Enthusiasm about the Microsoft Andromeda folding Surface tablet may have been premature, with new whispers suggesting a 2018 release simply isn’t going to happen. Chatter around Microsoft’s bold new hardware had gained pace over the past few months, with the Windows 10 based device said to be positioned as a disruptor to both the smartphone and laptop segments.
To do that, insiders suggested, it would cherry-pick from the cutting-edge in display hardware and the latest and greatest in Windows code. On the physical side, Microsoft was said to be experimenting with flexible OLED panels. That could allow a tablet that folded in half – or even into thirds – so as to be more pocket-friendly without sacrificing on usable screen real-estate.
As for software, Andromeda depends on a number of new features being developed for Windows 10. The device was expected to build on a new, modular approach to Windows architecture, for example, which would allow hardware OEMs to select piecemeal what their OS build of choice would comprise. A new way of dealing with flexible user interface layouts was also said to be instrumental, allowing Andromeda’s UI to change according to how much of the screen was unfolded and visible at any one time, as per these beguiling concept mock-ups by designer David Breyer.
It’s that – collectively, though unofficially, known as “AndromedaOS” – which is said to be causing headaches now. Microsoft has reportedly decided to push back the aspects of Windows 10 that relate to Andromeda, with sources telling ZDNet that they will no longer be part of the upcoming “Redstone 5” feature release. That’s on track to be pushed out later in 2018, most likely around October.
Now, indeed, Microsoft is apparently trying to decide whether those features will even be part of “Redstone 6” when that is released. According to the sources, though part of the issue is getting the specific code actually ready for public consumption, that’s not the only issue. The software giant is also said to be cautious about whether there’s a market for Andromeda at all, at least in its current state.
Among the concerns is that, though there’s been a generally positive reaction to the leaks so far, the actual cohort of people who would buy Andromeda in production form could be vanishingly small. Such a group would need to accept the premium pricing that hardware like folding OLED would demand, require pen and touch input, and be content with only those apps available through the Microsoft Store.
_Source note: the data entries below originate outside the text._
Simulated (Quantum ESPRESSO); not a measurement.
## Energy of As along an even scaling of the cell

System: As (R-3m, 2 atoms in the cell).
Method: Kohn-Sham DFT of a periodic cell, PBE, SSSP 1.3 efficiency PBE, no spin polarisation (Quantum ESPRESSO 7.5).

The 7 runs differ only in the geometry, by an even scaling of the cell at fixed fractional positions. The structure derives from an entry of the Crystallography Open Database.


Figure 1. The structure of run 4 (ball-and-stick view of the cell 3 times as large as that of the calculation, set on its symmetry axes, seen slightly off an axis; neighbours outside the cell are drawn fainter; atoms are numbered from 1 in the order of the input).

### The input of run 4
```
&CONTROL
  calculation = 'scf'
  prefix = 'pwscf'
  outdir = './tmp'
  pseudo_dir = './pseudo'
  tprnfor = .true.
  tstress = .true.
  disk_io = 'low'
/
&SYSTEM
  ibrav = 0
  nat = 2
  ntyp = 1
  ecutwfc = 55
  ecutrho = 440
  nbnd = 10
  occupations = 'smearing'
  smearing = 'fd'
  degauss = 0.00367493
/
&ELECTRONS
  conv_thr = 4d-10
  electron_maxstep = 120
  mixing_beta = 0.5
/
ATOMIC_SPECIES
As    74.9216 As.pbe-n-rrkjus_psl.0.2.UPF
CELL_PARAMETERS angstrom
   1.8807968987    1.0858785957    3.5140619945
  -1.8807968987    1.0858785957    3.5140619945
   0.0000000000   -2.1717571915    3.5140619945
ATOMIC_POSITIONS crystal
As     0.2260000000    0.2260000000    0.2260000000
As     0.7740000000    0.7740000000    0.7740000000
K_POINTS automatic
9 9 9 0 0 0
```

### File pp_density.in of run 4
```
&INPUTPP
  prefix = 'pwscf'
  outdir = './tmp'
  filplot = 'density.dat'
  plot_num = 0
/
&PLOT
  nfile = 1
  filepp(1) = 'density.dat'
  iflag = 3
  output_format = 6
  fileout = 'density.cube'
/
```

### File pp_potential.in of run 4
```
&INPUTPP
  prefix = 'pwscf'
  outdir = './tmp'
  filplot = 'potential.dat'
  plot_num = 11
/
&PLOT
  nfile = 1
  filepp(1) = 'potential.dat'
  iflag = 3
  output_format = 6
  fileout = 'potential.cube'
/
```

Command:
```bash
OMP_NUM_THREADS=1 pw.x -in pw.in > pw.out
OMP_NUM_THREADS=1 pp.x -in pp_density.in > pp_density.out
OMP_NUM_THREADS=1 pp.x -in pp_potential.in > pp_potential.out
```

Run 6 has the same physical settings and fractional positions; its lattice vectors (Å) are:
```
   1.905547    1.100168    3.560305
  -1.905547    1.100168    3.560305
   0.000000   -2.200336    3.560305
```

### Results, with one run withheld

Exactly what sort of price we’re talking about is still unclear, but nobody is expecting the first batch of folding OLED gadgets to be cheap. Leaks around Samsung’s Galaxy X folding Android smartphone, for example, have tipped a price equivalent to around $1,800. With the Galaxy X benefiting from the fact that it’s Samsung Display making the screen the handset will use, it’s hard to imagine Microsoft coming in under that figure.
Although this might sound like Andromeda going to same way as the Surface Mini and, years prior to that, the Microsoft Courier, it may not be quite so pessimistic an outlook. The sources claim that Andromeda may well reach the market as more of a folding tablet than a smartphone-scale device, with full Win32 app support. That might make it something more like what we’re expecting from the Lenovo Yoga Book 2, which will have both a regular touchscreen and an e-paper touchscreen keyboard in a clamshell notebook design.